Hilary Shelton, second from left, attempts to deliver a letter to the American Legislative Exchange Council before finding the door locked.

Hilary Shelton, second from left, attempts to deliver a letter to the American Legislative Exchange Council before finding the door locked.

A group of civil rights organizations, labor unions and other advocacy groups attempted to deliver a petition today to the American Legislative Exchange Council—a policy shop that writes corporate-friendly bills for passage by state legislatures—asking it to stop promoting the so-called “Stand Your Ground” law, only to be locked out of the office building housing the think tank.

Florida’s version of that statute was invoked by George Zimmerman, a neighborhood watch volunteer in Sanford, Fla., when he shot and killed 17-year-old Trayvon Martin on February 26.

During a lunchtime rally outside 1100 Vermont Avenue NW, leaders of organizations including the National Association for the Advancement of Colored People, the National Urban League, MoveOn.org, the AFL-CIO, Service Employees International Union and People for the American Way, among others, inveighed against ALEC and its relationship with the National Rifle Association.

“We are here today to pull back the curtain on the ghostwriters,” said Marc Morial, the president of the National Urban League. The groups behind today’s rally charge that the NRA’s funding of ALEC encouraged the think tank to push what they call “Kill at Will” laws in 34 states. The passage of such laws, especially in Florida, has coincided with an uptick in justifiable homicides and a more permissive attitude toward racial profiling.

The event’s purpose was to explain how ALEC and the NRA created the legislative conditions that made Zimmerman’s shooting of Martin possible.

Between 100 and 150 people showed up to shout “No justice, no peace!” in between speakers. “We will not rest until there’s an arrest,” Garlin Gilchrist, the national campaign director for MoveOn.org, said.

Following Gilchrist’s remarks, Hilary Shelton, a senior vice president of the NAACP, led a handful of advocacy-group leaders to the front door of 1100 Vermont, where they hoped to deliver a letter imploring ALEC to disclose the amount of funding it receives from the NRA and to stop pushing laws that allow citizens to use lethal force outside the home when they feel threatened.

But the building’s security guards had locked the doors, leaving Shelton and the others stuck outside with a group of reporters.

“They’re clearly not even willing to consider the damage,” he said. “We know just how terrible it is.”

Lisa Graves, the executive director of the Center or Media and Democracy, which runs an online campaign called ALEC Exposed, accused the policy shop of “excluding citizens” from the lawmaking process in favor of corporate interests. “There’s no good evidence the laws they write are needed,” she said.

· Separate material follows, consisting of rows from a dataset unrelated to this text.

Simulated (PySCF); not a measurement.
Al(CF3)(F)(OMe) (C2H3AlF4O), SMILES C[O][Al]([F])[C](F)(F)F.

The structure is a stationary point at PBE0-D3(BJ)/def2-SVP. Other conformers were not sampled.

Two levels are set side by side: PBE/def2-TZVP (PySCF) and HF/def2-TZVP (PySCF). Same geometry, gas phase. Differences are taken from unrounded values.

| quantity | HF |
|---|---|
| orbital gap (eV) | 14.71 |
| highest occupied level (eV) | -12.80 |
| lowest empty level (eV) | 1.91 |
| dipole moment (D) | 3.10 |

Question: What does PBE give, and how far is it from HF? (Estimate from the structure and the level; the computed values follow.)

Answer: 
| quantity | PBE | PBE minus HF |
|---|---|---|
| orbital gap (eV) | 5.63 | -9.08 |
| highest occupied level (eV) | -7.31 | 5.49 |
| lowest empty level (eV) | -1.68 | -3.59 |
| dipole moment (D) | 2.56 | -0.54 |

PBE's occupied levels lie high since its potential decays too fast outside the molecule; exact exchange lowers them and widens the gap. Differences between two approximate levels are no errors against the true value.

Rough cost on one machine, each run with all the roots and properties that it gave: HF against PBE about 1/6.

Besides the “Stand Your Ground” laws, ALEC has also pushed bills loosening environmental regulations, encouraging school privatization and requiring voters to show photo identification. Marge Baker, executive director of People for the American Way, called it a “corporate bill factory.”

Still, the main goal remains finding justice in Trayvon Martin’s death, Shelton said in an interview.

“This was extraordinary in that the killing was done not by a police officer,” he said, but by Zimmerman, a self-appointed neighborhood patrolman.

“We have to explain racial profiling to our kids,” Shelton said, mentioning that his own son is 17 years old. “What we have in this case is a law that exacerbates the problem of racial profiling in a deadly way.”